Apple just released an insanely high-resolution screen with a computer inside of it. Here are the highlights of what you can do with the new iMac, according to Phil Schiller, the company's head of marketing: edit video and photos, read magazines ... um, look at the pretty app icons.
"There has never been a display to show off that great new user interface as beautiful as this new Retina 5K display," Schiller says on stage at Apple's headquarters in Cupertino, California. "When you read text, it looks incredible, crisp and sharp, with magazine quality. If you work with photos, you'll have never worked on a desktop display with this level of detail."

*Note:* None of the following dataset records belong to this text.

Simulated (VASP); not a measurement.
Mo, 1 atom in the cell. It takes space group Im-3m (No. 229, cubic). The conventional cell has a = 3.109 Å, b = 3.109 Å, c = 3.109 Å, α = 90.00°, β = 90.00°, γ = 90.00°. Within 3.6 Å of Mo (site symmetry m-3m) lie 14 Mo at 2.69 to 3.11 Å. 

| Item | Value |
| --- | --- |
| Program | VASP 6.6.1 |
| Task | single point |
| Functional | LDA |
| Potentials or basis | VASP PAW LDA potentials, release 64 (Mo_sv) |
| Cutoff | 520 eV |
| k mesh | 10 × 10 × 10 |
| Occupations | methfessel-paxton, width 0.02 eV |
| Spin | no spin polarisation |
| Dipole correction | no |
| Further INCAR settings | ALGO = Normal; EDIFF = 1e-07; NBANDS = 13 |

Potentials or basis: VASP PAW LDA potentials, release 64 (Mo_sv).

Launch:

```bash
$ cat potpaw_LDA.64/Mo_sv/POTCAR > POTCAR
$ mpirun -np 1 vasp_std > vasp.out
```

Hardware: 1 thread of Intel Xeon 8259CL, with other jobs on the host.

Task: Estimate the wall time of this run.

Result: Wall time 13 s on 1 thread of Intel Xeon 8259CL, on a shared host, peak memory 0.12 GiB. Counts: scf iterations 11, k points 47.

You may have noticed a major omission: watching video. That's because there's basically nothing available in 5K definition. Most movies and television shows are made for mainstream high-definition TVs like the one you probably have in your living room. The iMac's screen is seven times sharper than that. You can still watch an HD movie full-screen on the new 27-inch iMac, but it'll just blow the picture up to fit. You won't be able to see every pore on Daenerys Targaryen's cheek.
If you're the kind of person who drops a lot of money on fancy new things, you might have an Ultra-HD TV at home. That has a 4K resolution. (In technical terms, that's one less K than the iMac.) But even 4K content won't take full advantage of Apple's new computer. Apple declined to comment.
Schiller is right that the new iMac is "an incredible feat of engineering." It's just not a very practical product for regular people — in case the $2,499 price tag didn't give that away. They should have just called it the iMac Pro. Film editors and professional photographers will spill gallons of saliva when they see this thing in the Apple Store, especially the ones who can expense it.
"It's really for high-power creatives," says J.P. Gownder, an analyst at Forrester Research. "It's not really pitched to the average user, not by price point. The days of the $2,500 computer is long past for the mass market."
As a consumer product, the 5K iMac stumbles for the same reason most people aren't buying 4K TVs. There's nothing to watch. Gownder points out that networks don't broadcast the Super Bowl in 4K. Or just about anything else, really. You can't buy a Blu-ray that supports 4K today, and one isn't expected to hit the market until late-next year at the earliest. HBO Go, Hulu Plus, Major League Baseball? No Ultra HD.
Amazon.com has a tiny selection of video available in that format. Netflix’s 4K roster is limitedmainly to Sony’s newer film releases, "Breaking Bad," NBC's "The Blacklist" and Netflix’s own shows. Despite those slim pickings, Netflix just upped the cost of Ultra-HD access to $11.99.
"The cost to deliver those bits is so expensive," says Dan Rayburn, an analyst at market researcher Frost & Sullivan. "You have a lot of issues with 4K. You have a device problem — most people don't have devices that support it. You have a bandwidth problem. And you have a content problem. On top of that, you have a business problem."
Shooting in 5K is very expensive, Rayburn says, and few Americans have a fast enough Internet connection at home to stream the video. An Ultra-HD iMac or Apple TV set or some other pretty screen isn't going to solve those problems. But man, would you look at those icons.